Day 15: Explaining ML's Neglected Concepts
𝗢𝗟𝗔𝗣 (𝗢𝗻𝗹𝗶𝗻𝗲 𝗔𝗻𝗮𝗹𝘆𝘁𝗶𝗰𝗮𝗹 𝗣𝗿𝗼𝗰𝗲𝘀𝘀𝗶𝗻𝗴): The reason your "fast" database still can't answer a simple analytics question
You trained the model. The pipeline runs. Then someone asks "show me weekly accuracy by region by data source" - and your stack chokes.
The query isn't complex. The database is just the wrong shape.
What actually happens:
•OLTP databases optimize for row-level writes - analytics queries are the opposite workload entirely.
•OLAP systems pre-organize data into columnar formats so aggregations scan only the fields they need.
•A "cube" is a mental model: slice by time, dice by category, drill down or roll up on demand.
•The query that took 40 seconds on Postgres runs in 400ms on a columnar store - same data, different physics.
Key approaches in practice:
•Star schemas denormalize intentionally, trading storage for join-free query speed.
•Materialized views precompute expensive aggregations so dashboards don't recompute on every load.
•Partitioning by time column is often the single highest-leverage OLAP optimization.

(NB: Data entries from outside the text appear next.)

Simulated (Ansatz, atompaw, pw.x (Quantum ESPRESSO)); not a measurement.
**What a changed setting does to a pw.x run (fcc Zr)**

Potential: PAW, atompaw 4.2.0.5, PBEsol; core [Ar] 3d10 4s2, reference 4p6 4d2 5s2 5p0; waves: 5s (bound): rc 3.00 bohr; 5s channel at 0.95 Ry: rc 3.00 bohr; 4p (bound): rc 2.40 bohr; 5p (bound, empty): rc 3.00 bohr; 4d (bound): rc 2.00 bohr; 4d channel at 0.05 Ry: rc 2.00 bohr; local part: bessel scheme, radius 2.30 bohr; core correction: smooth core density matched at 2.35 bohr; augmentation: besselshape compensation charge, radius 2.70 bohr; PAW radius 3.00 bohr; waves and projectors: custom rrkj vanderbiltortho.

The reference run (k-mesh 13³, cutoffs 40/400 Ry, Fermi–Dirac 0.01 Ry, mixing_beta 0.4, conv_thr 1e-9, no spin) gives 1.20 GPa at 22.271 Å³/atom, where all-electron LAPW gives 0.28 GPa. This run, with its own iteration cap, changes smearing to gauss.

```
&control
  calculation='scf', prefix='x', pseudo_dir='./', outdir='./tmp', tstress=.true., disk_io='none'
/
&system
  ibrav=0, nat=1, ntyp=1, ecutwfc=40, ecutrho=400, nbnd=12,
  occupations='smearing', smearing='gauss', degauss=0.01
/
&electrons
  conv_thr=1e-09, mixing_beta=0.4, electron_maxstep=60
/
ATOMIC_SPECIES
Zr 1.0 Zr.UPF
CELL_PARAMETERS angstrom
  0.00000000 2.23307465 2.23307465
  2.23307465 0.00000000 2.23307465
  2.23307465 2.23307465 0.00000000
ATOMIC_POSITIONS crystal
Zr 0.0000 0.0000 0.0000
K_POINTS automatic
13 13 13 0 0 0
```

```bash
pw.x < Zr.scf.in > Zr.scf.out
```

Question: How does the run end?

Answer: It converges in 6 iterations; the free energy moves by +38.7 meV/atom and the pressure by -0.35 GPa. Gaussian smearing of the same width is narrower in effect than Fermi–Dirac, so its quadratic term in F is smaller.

What happens in real stacks:
•BigQuery, Snowflake, Redshift, and DuckDB are all columnar OLAP engines under the hood.
•ML teams hit OLAP limits first when building feature stores or evaluation dashboards at scale.
•Hybrid Transactional/Analytical Processing (HTAP) is closing the gap - but most teams don't need it yet.
Your model metrics are only as queryable as your data architecture allows.